Solved – Applying logistic regression with low event rate

logistic

I have a dataset in which the event rate is very low ( 40,000 out of $12\cdot10^5$).
I am applying logistic regression on this. I have had a discussion with someone where it came out that logistic regression would not give good confusion matrix on such low event rate data. But because of the business problem and the way it has been defined, I can't increase the number of events from 40,000 to any larger number though I agree that I can delete some nonevent population.

Please tell me your views on this, specifically:

  1. Does accuracy of logistic regression depend on event rate or is there any minimum event rate which is recommended ?
  2. Is there any special technique for low event rate data ?
  3. Would deleting my nonevent population would be good for the accuracy of my model ?

I am new to statistical modeling so forgive my ignorance and please address any associated issues that I could think about.

Thanks,

Best Answer

I'm going to answer your questions out of order:

3 Would deleting my nonevent population would be good for the accuracy of my model ?

Each observation will provide some additional information about the parameter (through the likelihood function). Therefore there is no point in deleting data, as you would just be losing information.

1 Does accuracy of logistic regression depend on event rate or is there any minimum event rate which is recommended ?

Technically, yes: a rare observation is much more informative (that is, the likelihood function will be steeper). If your event ratio was 50:50, then you would get much tighter confidence bands (or credible intervals if you're being Bayesian) for the same amount of data. However you don't get to choose your event rate (unless you're doing a case-control study), so you'll have to make do with what you have.

2 Is there any special technique for low event rate data ?
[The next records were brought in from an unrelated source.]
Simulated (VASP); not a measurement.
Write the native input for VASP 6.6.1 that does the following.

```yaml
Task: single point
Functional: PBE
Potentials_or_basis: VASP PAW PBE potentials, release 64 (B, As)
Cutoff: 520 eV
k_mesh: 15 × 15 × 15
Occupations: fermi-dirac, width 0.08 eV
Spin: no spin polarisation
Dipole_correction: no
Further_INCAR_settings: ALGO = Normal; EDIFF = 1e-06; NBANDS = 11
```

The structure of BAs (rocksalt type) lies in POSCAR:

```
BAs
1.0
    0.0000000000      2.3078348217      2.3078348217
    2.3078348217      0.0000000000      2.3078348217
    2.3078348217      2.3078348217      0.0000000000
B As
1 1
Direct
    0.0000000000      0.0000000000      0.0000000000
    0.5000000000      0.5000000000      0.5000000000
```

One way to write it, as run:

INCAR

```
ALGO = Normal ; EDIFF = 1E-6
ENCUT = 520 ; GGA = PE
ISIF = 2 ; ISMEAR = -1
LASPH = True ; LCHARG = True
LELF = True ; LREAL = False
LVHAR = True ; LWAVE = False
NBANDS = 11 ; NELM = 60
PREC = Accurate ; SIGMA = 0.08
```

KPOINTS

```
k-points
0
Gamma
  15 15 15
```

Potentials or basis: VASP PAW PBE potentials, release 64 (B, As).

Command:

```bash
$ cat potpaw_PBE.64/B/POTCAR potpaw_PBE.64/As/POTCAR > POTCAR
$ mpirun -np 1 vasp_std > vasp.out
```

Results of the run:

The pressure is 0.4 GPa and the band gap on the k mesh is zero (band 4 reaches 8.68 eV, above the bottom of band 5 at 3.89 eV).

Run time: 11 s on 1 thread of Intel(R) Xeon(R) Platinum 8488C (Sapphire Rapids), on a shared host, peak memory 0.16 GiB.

The biggest problem that might arise is perfect separation: this happens when some combination of variables gives all non-events (or all events): in this case, the maximum likelihood parameter estimates (and their standard errors), will approach infinity (although usually the algorithm will stop beforehand). There are two possible solutions:

a) removing predictors from the model: though this will make your algorithm converge, you will be removing the variable with the most explanatory power, so this only makes sense if your model was overfitting to begin with (such as fitting too many complicated interactions).

b) use some sort of penalisation, such as a prior distribution, which will shrink the estimates back to more reasonable values.